Tuesday 14 December 2010

God bless us, everyone!

In the coming weeks, thousands of Assistant Language Teachers across the Japanese archipelago will don Santa hats and festive sweaters for their annual Christmas lessons. I've been recruited as a Father Christmas for the morning assembly at Miyahara Elementary school next Monday, and though I worry that I'm simultaneously too tall and too skinny for their Santa suit, I am quite excited to ho-ho-ho for the wee ones.

Last week after a middle-school class, one of my Japanese co-teachers and I began chatting about the holiday season:

(In Japanese)

Carter: Did you do anything with the class last year for Christmas?

Japanese Teacher of English: Yes! We sent Christmas cards to Santa Claus. Did you know that he lives in Finland? We sent them to his address!

C: Finland? So there's be a man in Finland who pretends to be Santa... In America, we believe Santa lives at the North Pole...

JTE(matter-of-factly):  No, it's really Santa.

C: ....

JTE: We sent them to his address!

C: ....

A crush of rowdy first-years ended our conversation before I could enquire further about this mysterious Finnish St. Nick. Perhaps it's for the best that I didn't burst any bubbles that day - surely the world's a better place for every full-grown man who believes in Father Christmas.

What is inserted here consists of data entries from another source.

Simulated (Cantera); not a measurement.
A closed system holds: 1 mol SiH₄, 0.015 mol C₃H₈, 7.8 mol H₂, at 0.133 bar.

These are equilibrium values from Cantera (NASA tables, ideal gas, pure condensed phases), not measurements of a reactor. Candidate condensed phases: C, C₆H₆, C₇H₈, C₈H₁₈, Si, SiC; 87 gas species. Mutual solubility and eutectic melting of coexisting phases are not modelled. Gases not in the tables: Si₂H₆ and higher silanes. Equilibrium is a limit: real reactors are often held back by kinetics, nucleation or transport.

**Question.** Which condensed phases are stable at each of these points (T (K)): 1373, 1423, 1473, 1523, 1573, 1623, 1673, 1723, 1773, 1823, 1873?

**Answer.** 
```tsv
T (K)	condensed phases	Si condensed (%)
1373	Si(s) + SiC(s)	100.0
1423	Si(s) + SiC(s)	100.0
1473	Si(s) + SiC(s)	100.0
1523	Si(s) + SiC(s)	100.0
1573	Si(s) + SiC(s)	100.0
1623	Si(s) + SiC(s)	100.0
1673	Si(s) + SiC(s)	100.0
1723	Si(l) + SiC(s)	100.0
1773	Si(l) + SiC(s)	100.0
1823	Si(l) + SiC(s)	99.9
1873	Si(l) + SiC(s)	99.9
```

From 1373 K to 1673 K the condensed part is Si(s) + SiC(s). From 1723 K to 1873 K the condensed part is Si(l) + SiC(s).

As to be expected in a country where most people consider themselves Buddhists, Christmas in Japan is a more subdued affair than in the US of A. One still hears Christmas carols at grocery stores and spots wreathes on shop windows, but such mercantile festiveness is of a lower order of magnitude than the onslaught of "holiday cheer" back home. There are no qualms over losing sight of "the meaning of Christmas" here, no mention of baby Jesus or his manger, no "god bless us, everyone!" from Tiny Tim, no Gift of the Magi, no Grinch. Instead of eggnog, turkey, or gingerbread cookies, there's Kentucky Fried Chicken on Christmas Eve, followed by a store-bought Christmas cake.

 The more cynical among us might see this as a purer distillation of the reality of Christmas - an excuse to buy some holiday-themed stuff, devoid of any pretensions of spiritual or moral significance.

Those people can kindly choke on a fruitcake. I love Christmas.  True, I don't miss the preening celebrities churning out terrible new renditions of carols like clockwork, the consumerist frenzy that inevitably leads to someone being trampled to death at Walmart, even the idea that idea that one needs to express one's love for family through the accumulation of generally useless stuff. Nor do I miss the renewed sanctimoniousness of those who take the season as an opportunity to remind us how great baby Jesus is. But for me, Christmas remains a special time, a holiday that becomes profound precisely because it moves so far away from its religious origins. Even the most hardened cynics (when they're done choking on that fruitcake) may admit there's something wonderful about hot cocoa (or eggnog...) with relatives around a fire, or the younger generation playing in the snow, or the magical smells of christmas trees and gingerbread. There's something vital in such traditions, in the way they pull families and friends together, even if they can't stand each other most of the time. Perhaps its not much more than nostalgia, but nostalgia ranks among the more powerful emotions known to man.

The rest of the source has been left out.